A private equity-backed deal led by Bay Area exec Anant Gupta aims to revive Rentrak as the single, trusted handler of all theatrical grosses
For decades, Hollywood studio execs, directors, agents and talent have kept up a Sunday ritual: checking box office grosses. Those numbers, which dribble out over the weekend and are sometimes strategically leaked to show momentum (or, in some cases, flops-in-waiting), form the backbone of the entertainment industry’s narrative-driving machine.
Streaming numbers are in their relative infancy and TV ratings are now dissected with multiplatform caveats. But around town people still like to argue about box office grosses, even in a fast-changing, disrupted media landscape.
The Rentrak revival
Anant Gupta, a Bay Area private equity exec who launched an investment firm titled Advaya Capital, inked a deal with Comscore in May to buy that box office data unit and spin it off into its own firm that will take the name of Rentrak. He brought aboard ex-Rentrak vet Chris Aronson, who has run distribution for Paramount and Fox, to join the board of advisors for the firm, which counts 200 employees globally.
The deal unwinds a big merger ten years ago and restores the Rentrak name, which box office insiders will be familiar with.
Why the deal happened
“What we found was a gold standard data set that provides this box office data across the industry to every part of the ecosystem and that has been a very small part of a larger enterprise within Comscore and has had to compete for resources within that broader enterprise,” Gupta told The Hollywood Reporter.
Aronson added: “I don’t think the movies’ division kept up with times, shall we say.”
What Rentrak does today
Today Rentrak collects domestically 99 percent and close to 95 percent of the international box office. The company has been working with studios to develop suites of reports that help them do their day-to-day business and longer-term planning.
The goal now is to modernize the data set further. Gupta said the team plans to use AI to build out predictive analytic capabilities for box office.
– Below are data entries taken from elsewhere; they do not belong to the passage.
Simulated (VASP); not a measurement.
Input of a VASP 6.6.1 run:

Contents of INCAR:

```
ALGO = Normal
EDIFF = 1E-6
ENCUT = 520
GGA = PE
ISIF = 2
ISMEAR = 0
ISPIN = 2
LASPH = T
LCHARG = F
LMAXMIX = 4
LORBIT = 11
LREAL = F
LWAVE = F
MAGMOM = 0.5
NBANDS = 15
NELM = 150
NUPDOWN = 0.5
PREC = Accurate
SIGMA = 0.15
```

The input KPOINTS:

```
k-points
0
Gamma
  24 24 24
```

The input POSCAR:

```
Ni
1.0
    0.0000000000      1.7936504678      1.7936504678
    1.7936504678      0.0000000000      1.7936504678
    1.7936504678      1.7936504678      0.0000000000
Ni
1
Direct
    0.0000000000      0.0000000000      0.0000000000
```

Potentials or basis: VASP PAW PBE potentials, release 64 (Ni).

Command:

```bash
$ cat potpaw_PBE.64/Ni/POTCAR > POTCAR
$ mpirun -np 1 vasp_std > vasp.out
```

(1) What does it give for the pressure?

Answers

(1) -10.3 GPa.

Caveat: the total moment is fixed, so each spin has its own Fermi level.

“If you can marry some of the marketing data—how people are marketing their movies with what performance, how it drives performance at the box office—that can be very valuable and help you forecast better how your film is going to do,” Gupta said.
The 45-day window debate
Aronson, who ran distribution at Paramount and 20th Century Fox, said the lack of standardization of windows has been “very detrimental to the industry.”
“I think if the industry does in fact coalesce around a 45-day window, you’re going to see a much healthier theatrical environment,” he said.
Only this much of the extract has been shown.